Paul has this to say, "Therefore be careful how you walk, not as unwise men, but as wise, making the most of your time, because the days are evil (Eph 5:15-16). Walking as wise men, making the most of our time! Time goes by so swiftly. The years seem to fly by, opportunities come and go, some we will never have again! Our lives as Christians are not about us, but are absolutely, totally to be lived all out for Christ. Let us redeem the time that is left, making the most of every opportunity. Whatever is done, no matter how good the deed, noble the motive, is still empty if it was not done for Christ.

Sunday, April 3, 2016

Its About Souls.

How then shall they call on him in whom they have not believed? And how shall they believe in him of whom they have not heard? And how shall they hear without a preacher? And how shall they preach, except they be sent? As it is written, How beautiful are the feet of them that preach the gospel of peace, and bring glad tidings of good things. 
(Romans 10:14-15 KJV)

My family and I were in Fargo ND. the other day. We hadn't been there in quite some time, and were quite surprised to see the large number of Muslim immigrants shopping along side of us. We were not aware that so many had settled in this area. We have also heard that there are other communities nearby that have a large Muslim presence in them also.
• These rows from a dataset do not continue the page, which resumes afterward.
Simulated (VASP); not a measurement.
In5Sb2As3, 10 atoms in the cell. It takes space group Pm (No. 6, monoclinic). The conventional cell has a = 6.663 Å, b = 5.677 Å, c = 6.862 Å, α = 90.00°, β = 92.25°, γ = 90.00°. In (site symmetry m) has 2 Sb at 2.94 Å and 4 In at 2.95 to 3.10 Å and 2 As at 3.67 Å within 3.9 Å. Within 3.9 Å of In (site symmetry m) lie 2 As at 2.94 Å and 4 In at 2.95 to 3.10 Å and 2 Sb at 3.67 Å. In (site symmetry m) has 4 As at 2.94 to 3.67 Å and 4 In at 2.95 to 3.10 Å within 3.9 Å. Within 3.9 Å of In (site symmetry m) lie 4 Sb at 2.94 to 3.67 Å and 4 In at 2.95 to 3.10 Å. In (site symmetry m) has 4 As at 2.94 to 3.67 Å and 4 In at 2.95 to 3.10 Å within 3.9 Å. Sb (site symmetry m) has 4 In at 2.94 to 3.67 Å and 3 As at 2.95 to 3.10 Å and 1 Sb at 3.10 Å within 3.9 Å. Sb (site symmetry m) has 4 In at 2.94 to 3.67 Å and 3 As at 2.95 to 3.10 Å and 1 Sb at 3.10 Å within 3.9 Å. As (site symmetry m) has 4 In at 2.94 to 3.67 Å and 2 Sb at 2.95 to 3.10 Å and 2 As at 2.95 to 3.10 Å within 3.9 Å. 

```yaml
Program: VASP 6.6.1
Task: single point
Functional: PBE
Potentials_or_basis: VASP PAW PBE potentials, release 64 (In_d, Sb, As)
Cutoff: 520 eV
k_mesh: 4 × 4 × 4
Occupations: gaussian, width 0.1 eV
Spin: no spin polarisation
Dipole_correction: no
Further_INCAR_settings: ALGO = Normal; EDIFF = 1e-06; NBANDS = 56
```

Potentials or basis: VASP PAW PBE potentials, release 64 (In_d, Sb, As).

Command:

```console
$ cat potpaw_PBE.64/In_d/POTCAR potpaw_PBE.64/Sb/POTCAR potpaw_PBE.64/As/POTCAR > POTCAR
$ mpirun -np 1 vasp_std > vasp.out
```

I am aware that a large segment of American citizens are opposed to this. They voice concerns for safety, concerns about jobs and welfare. There is a general fear of terrorist activity related to the influx of these immigrants, and as a result, people are demanding that we close our borders. Sadly, a great number of professed evangelical Christians seem to be loudly at the forefront of these demands. They, like all the others, are concerned about terrorism, jobs, giving "handouts" to undeserving refugees, and the like.

I would like to look at this from a totally different standpoint. As Christians, this life is not supposed to be about us. Our lives as Christians are not supposed to revolve around our material prosperity, or maintaining our physical safety either. A safe and secure country with carefully guarded borders is not what Jesus has in mind for those who would truly follow Him. As Christians we have been given the awesome task of going into all the world with the gospel of Jesus Christ (Matt 28:18-20; Mark 16:15). We serve Jesus Christ as citizens of His heavenly kingdom. The business of His kingdom is to be the all consuming business of our lives (Matt 6:33). How can we claim to be His followers, intent upon advancing His kingdom, while we cry out at the same time to close our borders, desiring to keep these "dangerous" people out? Things like this were never upon the minds of the early Church as they fearlessly advanced the gospel, even at the cost of their very lives. The desire to glorify God by bringing souls into His kingdom burned within their hearts. They were compelled to go. 

There are many who have not yet obeyed the command of Jesus to go. For those of us who have not yet gone, perhaps Jesus is bringing the mission field home to us.....?

Saturday, March 5, 2016

A Political Jesus?

We read in John's gospel that Jesus "perceived that they would come and take Him by force, to make Him a king" (John 6:15 KJV). I fear that this is what many professing Christians desire to do today as well. They seem to believe that somehow Jesus wants to reign and rule in the affairs of the United States through political means. If somehow we can get a "conservative" president, the right mix of conservatives in congress, a conservative bench, then righteousness will reign in this country, Jesus will be king of our nation.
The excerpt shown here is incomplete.